The IRS has issued an amendment to the 401(k) regulations which significantly expand how safe harbor 401(k) plans can operate. Under the new regulations, employers may stop the 3% non-elective safe harbor contribution to a 401(k) plan mid-year, if either (1) the employer is “operating at a loss” for the plan year; or (2) the employer has advised employees as part of the annual safe harbor that it might not make the contribution (“maybe not notice”). This option to cease safe harbor contributions is new and can be used for the 2014 plan year. Previously, an employer had to be suffering a “substantial business hardship” before the IRS permitted employers to stop the 3% contributions.

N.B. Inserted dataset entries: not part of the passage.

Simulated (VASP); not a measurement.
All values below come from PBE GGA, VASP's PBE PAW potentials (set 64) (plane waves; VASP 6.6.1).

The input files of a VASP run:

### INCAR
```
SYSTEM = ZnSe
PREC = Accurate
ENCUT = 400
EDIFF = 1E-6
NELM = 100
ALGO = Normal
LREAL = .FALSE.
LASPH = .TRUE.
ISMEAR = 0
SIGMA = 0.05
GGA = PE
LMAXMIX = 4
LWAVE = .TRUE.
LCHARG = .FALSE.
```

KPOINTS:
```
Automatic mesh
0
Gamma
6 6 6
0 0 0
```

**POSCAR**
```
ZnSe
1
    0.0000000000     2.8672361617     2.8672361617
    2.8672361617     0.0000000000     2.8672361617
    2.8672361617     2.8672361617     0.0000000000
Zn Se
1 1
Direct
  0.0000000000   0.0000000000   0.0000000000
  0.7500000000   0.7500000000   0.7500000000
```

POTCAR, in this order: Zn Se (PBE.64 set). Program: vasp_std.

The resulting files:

Also under these new rules, the IRS gives the same ability to stop the safe harbor matching contribution to employees starting in 2015 if either the employer is operating at a loss or a “maybe not notice” is given. In order to effect the cessation the employer must:
- Provide a 30-day advance notice advising participants of the cessation;
- Amend the plan to provide for the cessation;
- Make the safe harbor contribution based on compensation paid for the period of the plan year during which the safe harbor was in effect (i.e., from the beginning of the year through the 30-day period or, if later, the date on which the amendment to remove the safe harbor is adopted);
- Pass ADP/ACP testing for the entire year; and
- Give participants an opportunity before the cessation is effective to change their deferral rate.
Because including what might be called a “maybe not” notice is new and most existing safe harbor notices do not have such language, employers may wish to consider including it in their 2014 safe harbor notices to provide flexibility.